Thousands of Filipinos living in Qatar are expected to start voting tomorrow, casting ballots to elect a new president, vice-president and a dozen senators.
An official at the Philippines embassy in Qatar told Doha News that diplomatic staff spent roughly three years registering eligible residents in the Gulf state, adding an additional 17,000 individuals to voter rolls.
That brings the total number of registered voters to approximately 40,000 out of the estimated 250,000 Filipinos living in Qatar.
Embassy officials says they are hoping for a strong turnout:
“We recognize the contributions of (overseas foreign workers) … to our economy. It’s important to give them a role in terms of choosing the next leader of the country,” Gonaranao Musor, the deputy head of mission, told Doha News.
“Just because they are not in the Philippines, it should not stop them from having a say.”
Only those individuals who are already on the voting list are eligible to cast a ballot. The polls at the embassy open tomorrow, April 9, and will remain open for a month.
The embassy will be open to voters from 8am to 5pm on weekdays and 9am to 6pm on weekends. The exception is on the final day of voting, May 9, when polls will close at noon to coincide with the end of voting in the Philippines.
Ballots cast in Doha will be automatically read by a machine, with the results transmitted electronically to Manilla.
With incumbent President Benigno Aquino III prevented under the Constitution from seeking a second term, this year’s election will result in a new leader for one of east Asia’s fastest-growing countries.
Aquino has endorsed his interior secretary, Mar Roxas, to succeed him. However, polls show that the leading candidates are Senator Grace Poe, the adopted daughter of one of the country’s most famous movie stars, and current vice-president Jejomar Binay, according to the New York Times.
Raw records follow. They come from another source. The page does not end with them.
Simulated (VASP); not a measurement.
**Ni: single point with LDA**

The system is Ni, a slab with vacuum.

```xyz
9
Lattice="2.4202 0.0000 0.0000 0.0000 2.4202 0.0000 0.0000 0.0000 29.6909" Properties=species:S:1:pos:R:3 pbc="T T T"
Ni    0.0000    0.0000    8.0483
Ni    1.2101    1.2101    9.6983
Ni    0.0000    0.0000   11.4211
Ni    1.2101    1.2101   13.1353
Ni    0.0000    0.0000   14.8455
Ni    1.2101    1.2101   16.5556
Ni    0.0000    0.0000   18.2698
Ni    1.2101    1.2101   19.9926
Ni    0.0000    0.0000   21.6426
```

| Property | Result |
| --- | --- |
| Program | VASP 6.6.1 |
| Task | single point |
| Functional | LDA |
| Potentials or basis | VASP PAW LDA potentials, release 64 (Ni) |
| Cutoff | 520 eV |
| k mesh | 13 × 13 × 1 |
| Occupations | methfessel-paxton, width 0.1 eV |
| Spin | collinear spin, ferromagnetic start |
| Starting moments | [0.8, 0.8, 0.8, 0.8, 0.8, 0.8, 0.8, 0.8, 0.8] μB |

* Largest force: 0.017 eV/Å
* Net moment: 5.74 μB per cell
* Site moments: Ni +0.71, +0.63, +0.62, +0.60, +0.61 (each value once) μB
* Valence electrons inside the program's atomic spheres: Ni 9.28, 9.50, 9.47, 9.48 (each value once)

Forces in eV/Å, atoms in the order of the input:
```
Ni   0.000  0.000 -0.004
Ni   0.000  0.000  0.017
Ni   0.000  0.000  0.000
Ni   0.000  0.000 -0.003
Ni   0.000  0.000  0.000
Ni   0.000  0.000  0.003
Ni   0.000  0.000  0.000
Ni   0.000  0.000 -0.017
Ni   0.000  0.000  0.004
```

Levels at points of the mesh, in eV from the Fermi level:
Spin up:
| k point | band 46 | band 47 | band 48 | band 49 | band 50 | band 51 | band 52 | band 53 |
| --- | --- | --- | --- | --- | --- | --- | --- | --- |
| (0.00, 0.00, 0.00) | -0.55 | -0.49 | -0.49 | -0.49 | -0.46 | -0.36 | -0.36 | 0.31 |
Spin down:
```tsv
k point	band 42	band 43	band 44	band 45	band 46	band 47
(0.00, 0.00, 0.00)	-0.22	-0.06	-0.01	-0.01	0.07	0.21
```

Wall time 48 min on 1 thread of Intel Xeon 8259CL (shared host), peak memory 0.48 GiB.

“(Overseas foreign workers) will likely be the swing vote,” Musor predicted.
In addition to selecting a new president, voters will also be electing a new vice-president and 12 senators.
Musor said he hoped the stakes in this election will generate more local interest than the 2013 senate elections, which only attracted 2,000 voters in Qatar.
“We’re hoping we can get a much better turnout,” he said.